THE FACE OF YOUR VOICE (2019) by Frederik De Wilde
Privacy and Surveillance — An exploration at the intersection of art, science, and technology
Every person carries a singular acoustic signature: the voice.
We use it to exchange information, to tell stories, to persuade and to confess. Yet beyond language, the voice encodes identity.
Today, with contemporary AI systems, even a brief recording can be sufficient to authenticate, classify, and identify a speaker.
What once seemed speculative—echoing the ambitions of companies such as Lernout & Hauspie—has become commonplace. Voice activates assistants like Siri. Increasingly, it does more than respond; it reveals.
The Face of Your Voice pushes this premise further: Can a face be reconstructed from a voice sound sample alone?
Through artificial intelligence, raw acoustic data is translated into information, then transformed into visual form. A neural network—trained like an artificial nervous system—learns correlations between speech patterns and facial features. From tone, cadence, and resonance, it generates a portrait: age, gender, ethnicity—rendered as a frontal face with a neutral expression. A canonical human mask derived from data.
The artworks in this series are generated from voice samples of prominent public figures: Jeff Bezos, Elon Musk, Eminem, and Kim Kardashian. Their reconstructed faces emerge not from photographic input, but from acoustic data alone—highlighting both the power and the ambiguity of algorithmic inference. The resulting portraits oscillate between resemblance and abstraction, between recognition and projection.

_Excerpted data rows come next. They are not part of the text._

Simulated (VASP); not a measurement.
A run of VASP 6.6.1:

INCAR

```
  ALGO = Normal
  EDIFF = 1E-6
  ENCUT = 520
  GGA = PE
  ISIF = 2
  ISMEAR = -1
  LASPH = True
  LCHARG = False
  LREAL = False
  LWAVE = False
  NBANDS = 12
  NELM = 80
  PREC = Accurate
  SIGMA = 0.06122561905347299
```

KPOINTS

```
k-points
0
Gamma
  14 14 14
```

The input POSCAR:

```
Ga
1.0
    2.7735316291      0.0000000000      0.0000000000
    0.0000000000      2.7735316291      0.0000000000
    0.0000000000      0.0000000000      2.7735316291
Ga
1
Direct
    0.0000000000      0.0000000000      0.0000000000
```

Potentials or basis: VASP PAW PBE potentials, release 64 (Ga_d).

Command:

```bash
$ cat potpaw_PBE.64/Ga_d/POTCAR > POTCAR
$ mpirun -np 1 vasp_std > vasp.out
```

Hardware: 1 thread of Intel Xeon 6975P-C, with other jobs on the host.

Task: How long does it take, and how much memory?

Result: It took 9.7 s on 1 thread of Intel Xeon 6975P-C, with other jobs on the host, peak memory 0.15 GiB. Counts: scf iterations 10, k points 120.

The project raises urgent questions.
If a voice can be reverse-engineered into a face, where does identity reside? A voice cannot simply be exchanged like a password. And yet technologies increasingly manipulate and synthesize it. As voice interfaces become frictionless—natural language replacing buttons and screens—technology recedes into the background. We speak, and the world responds. But when does convenience become surveillance? When does representation become misrepresentation? Can innovation evolve in step with ethics?
The Face of Your Voice situates itself within these tensions.
It extends the research of Speech2Face: Learning the Face Behind a Voice, developed at Massachusetts Institute of Technology, which demonstrated that deep neural networks trained on millions of online videos can infer facial characteristics directly from audio. Using self-supervised learning—leveraging the natural co-occurrence of faces and speech in internet footage—the system learns without explicit labeling.
This artistic continuation translates scientific inquiry into embodied experience. It asks not only what can be inferred, but what it means. For now, we are left with an uncanny encounter. We listen to ourselves—and see what the machine hears.
Perhaps the face it finds resembles us. Perhaps it does not.
The Face of Your Voice is the result of a collaboration with Tae-Hyun Oh (Massachusetts Institute of Technology).
The project was featured in Neural under the title “The Face of Your Voice 3D, from the Verbal to the Physiognomic”, situating the work within critical discourse on media art, AI, and digital culture.